[PATCH net-next v4] vsock/test: Add test for null ptr deref when transport changes

Luigi Leonardi Tue, 24 Jun 2025 08:43:27 -0700

Add a new test to ensure that when the transport changes a null pointer
dereference does not occur. The bug was reported upstream [1] and fixed
with commit 2cb7c756f605 ("vsock/virtio: discard packets if the
transport changes").


KASAN: null-ptr-deref in range [0x0000000000000060-0x0000000000000067]
CPU: 2 UID: 0 PID: 463 Comm: kworker/2:3 Not tainted
Workqueue: vsock-loopback vsock_loopback_work
RIP: 0010:vsock_stream_has_data+0x44/0x70
Call Trace:
 virtio_transport_do_close+0x68/0x1a0
 virtio_transport_recv_pkt+0x1045/0x2ae4
 vsock_loopback_work+0x27d/0x3f0
 process_one_work+0x846/0x1420
 worker_thread+0x5b3/0xf80
 kthread+0x35a/0x700
 ret_from_fork+0x2d/0x70
 ret_from_fork_asm+0x1a/0x30

Note that this test may not fail in a kernel without the fix, but it may
hang on the client side if it triggers a kernel oops.
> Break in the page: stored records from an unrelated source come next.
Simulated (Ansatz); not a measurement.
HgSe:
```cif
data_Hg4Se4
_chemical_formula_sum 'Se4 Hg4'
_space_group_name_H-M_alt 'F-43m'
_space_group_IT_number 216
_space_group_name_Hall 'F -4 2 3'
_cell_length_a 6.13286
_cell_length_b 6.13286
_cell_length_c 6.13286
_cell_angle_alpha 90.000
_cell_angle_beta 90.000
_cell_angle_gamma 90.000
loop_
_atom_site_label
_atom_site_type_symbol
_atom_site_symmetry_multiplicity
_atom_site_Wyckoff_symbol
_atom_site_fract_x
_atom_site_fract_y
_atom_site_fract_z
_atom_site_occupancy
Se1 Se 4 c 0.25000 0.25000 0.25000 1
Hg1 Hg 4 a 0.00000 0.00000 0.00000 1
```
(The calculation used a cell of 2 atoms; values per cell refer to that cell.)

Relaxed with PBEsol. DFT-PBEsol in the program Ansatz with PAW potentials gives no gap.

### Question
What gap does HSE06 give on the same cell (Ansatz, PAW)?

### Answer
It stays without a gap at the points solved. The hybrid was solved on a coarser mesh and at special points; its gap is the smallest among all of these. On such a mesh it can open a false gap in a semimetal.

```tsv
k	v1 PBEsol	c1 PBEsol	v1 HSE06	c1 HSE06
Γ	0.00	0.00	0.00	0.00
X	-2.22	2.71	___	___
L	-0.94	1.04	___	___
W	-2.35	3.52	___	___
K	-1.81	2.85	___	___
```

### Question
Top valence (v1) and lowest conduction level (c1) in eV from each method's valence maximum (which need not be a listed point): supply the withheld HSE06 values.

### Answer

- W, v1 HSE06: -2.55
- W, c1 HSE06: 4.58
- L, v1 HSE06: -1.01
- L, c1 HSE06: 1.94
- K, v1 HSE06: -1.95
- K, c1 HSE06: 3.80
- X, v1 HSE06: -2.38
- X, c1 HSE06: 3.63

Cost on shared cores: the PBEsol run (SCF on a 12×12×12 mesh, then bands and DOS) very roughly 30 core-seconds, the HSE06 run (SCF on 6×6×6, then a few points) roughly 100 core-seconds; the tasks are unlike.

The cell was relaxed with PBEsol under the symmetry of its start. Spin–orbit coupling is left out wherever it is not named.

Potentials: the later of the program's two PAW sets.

This works by creating a socket, trying to connect to a server, and then
executing a second connect operation on the same socket but to a
different CID (0). This triggers a transport change. If the connect
operation is interrupted by a signal, this could cause a null-ptr-deref.

Since this bug is non-deterministic, we need to try several times. It
is reasonable to assume that the bug will show up within the timeout
period.

If there is a G2H transport loaded in the system, the bug is not
triggered and this test will always pass.

[1]https://lore.kernel.org/netdev/Z2LvdTTQR7dBmPb5@v4bel-B760M-AORUS-ELITE-AX/

Suggested-by: Hyunwoo Kim <[email protected]>
Suggested-by: Michal Luczaj <[email protected]>
Signed-off-by: Luigi Leonardi <[email protected]>
---
This series introduces a new test that checks for a null pointer 
dereference that may happen when there is a transport change[1]. This 
bug was fixed in [2].

Note that this test *cannot* fail, it hangs if it triggers a kernel
oops. The intended use-case is to run it and then check if there is any 
oops in the dmesg.

This test is based on Hyunwoo Kim's[3] and Michal's python 
reproducers[4].

[1]https://lore.kernel.org/netdev/Z2LvdTTQR7dBmPb5@v4bel-B760M-AORUS-ELITE-AX/
[2]https://lore.kernel.org/netdev/[email protected]/
[3]https://lore.kernel.org/netdev/Z2LvdTTQR7dBmPb5@v4bel-B760M-AORUS-ELITE-AX/#t
[4]https://lore.kernel.org/netdev/[email protected]/
---
Changes in v4:
- Addressed Stefano's comments:
    - Minor style changes
    - Use `get_transports()` to print a warning when a G2H transport is 
    loaded
    - Removed check on second connect: Because the first connect is 
    interrupted, the socket is in an unspecified state (see man connect) 
    . This can cause strange and unexpected behaviors (connect returning 
    success on a non-existing CID).

- Link to v3: 
https://lore.kernel.org/r/[email protected]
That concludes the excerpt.